First a bit about my background.

I have been working at and a Registry Operator for the last 3.5 years in a Senior Information Security role. I was responsible for daily security operations as well as helping develop the registry industries first domain investigation and take down policy as well as a set of technical procedures to support that.   I can not tell you how incredibly amazing it was to work with the high caliber of individuals at the registry I work for.  It is the first time I have ever heard of or seen such tight integration between senior business leaders, senior legal leaders, senior technical leaders, and of course the “in the trenches” technical folks like myself.   From this amazing effort was spawned a well structured and important framework of contractual obligations, technical investigatory procedures, and business leader commitments.
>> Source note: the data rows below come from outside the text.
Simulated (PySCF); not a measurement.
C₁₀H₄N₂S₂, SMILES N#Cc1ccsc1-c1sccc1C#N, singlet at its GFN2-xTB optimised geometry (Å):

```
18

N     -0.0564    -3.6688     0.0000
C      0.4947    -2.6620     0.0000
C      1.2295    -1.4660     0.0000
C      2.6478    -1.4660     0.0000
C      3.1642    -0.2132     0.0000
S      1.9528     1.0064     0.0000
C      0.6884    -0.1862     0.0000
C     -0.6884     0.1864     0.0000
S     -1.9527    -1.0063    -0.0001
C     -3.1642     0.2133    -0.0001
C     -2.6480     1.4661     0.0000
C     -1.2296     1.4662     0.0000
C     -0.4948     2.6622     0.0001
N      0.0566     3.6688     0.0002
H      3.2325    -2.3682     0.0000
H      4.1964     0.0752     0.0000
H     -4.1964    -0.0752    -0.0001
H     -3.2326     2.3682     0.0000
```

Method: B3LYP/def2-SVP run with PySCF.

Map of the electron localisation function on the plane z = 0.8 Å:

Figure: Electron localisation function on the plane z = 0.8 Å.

As the above paragraph will hopefully highlight, I have spent a good portion of the last three years of my professional career dealing with malware, malicious domains, and the registry industry.   This is in my opinion the most important thing to walk away with from this entire Conficker ordeal.   This is the FIRST TIME that multiple industries have collaborated in tackling such a large threat.  While the “Conficker Cabal” (sorry again for suggesting that name!) has grown from a small group of 8-10 individuals into a large ad-hoc organization that contains representatives from various industries there still remains one motivation.  Do what we can to mitigate and clean up Conficker with the understanding that the relationships that are built now will be used in the future for other threats.

It is in that last sentence that the importance of all the buzz surrounding Conficker should hit home.  While this effort that sprung up has been very much ad-hoc, there are plenty of examples in the security industry of similar groups that are alive and well.  It is this shift towards building out trust networks within the security community that has truly empowered this process and the CWG.  If the existing trust between key players did not exist the ability to coalesce into a group would have been severely restricted. So it is in that tone that I thank the combination of media attention, industry participation, and of course the authors of Conficker for providing the perfect storm for the formation of such a group.  In my view this group, and the coming evolution of this group could provide the Internet community its best shot at tackling emerging large scale threats.  As others in the CWG have noted, this community captures the very early spirit that spawned the internet in the first place.

It is my honest hope that the level of awareness and participation that this effort produces jump starts the adoption of this behavior in the registry industry.   The current threat environment is such that registry operators provide a very important capability in mitigation of certain malicious threats.  It is the dawning of this cognition on the industry that is so critically important.  No doubt those with any insight will quickly chime in with “they will move away from using domains!”.  I completely agree with that this will happen, but what this does is erode away the convenience, stability, and scalability that DNS provides.  This of course forces our opponents into a realm of  less stable and more “ad hoc” methods.  I am of the view that any and all costs that can be forced on an opponent are worthwhile when engaging in wars of attrition.

As I have stated before, this will hopefully be the first of many such efforts by the community to self organize and execute mitigation efforts for large scale threats.

I would like to personally thank the following industries for their hard work

A certain Operating System vendor
Registry Operators (gTLD as well as ccTLD's)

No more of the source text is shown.